Zeynep Kaşlı tells a story of missed connections between Greece and Turkey, at a railway station stranded between contested pasts.

e-mail: kasli@iss.nl

With the Lausanne Treaty, the Meriç/Evros River in Thrace became the natural border separating Greece and Turkey. The only territories beyond the river that belong to Turkey are Karaağaç and nearby Bosnaköy, obtained as war reparations at Lausanne. Following the Greek-Turkish population exchange, the Greek inhabitants of Karaağaç were resettled just across the border in Kastanies and Orestiada, while their houses became home to Muslim refugees from Greek Thrace and Macedonia. Although the border was officially sealed off, the Karaağaç train station and its surroundings remained as a contact zone for almost half a century, serving people from Orestiada and Edirne who shared familial, personal and economic ties.  

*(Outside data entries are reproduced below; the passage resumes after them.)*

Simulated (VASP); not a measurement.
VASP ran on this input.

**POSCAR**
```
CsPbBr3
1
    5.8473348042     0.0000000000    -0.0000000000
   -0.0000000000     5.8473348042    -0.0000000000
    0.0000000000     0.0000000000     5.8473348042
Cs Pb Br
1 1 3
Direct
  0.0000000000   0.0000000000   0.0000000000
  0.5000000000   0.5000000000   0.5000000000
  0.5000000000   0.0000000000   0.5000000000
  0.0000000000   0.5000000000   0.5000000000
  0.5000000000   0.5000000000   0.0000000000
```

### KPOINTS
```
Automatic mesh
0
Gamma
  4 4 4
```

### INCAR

GREEK MIGRANTS CROSSING THE MERİÇ/EVROS IN 1922
SOURCE: AINITES.GR

Although the Karaağaç railway line was built by Chemins des fer Orientaux in 1873, the train station (designed by Mimar Kemalettin) only opened in 1914. The railway connecting Istanbul with Vienna formerly crossed the river around Pythion/Uzunköprü, continuing north on what became the Greek side of the border and making a stop in Karaağaç before heading further north to Bulgaria. Article 107 of the Lausanne Treaty charged a commissioner (selected by the Council of the League of Nations) with ensuring that “travellers coming from or destined for Turkey or Greece…shall not be subject, on account of such transit, to any duty or toll nor to any formality of examination in connection with passports or customs.” 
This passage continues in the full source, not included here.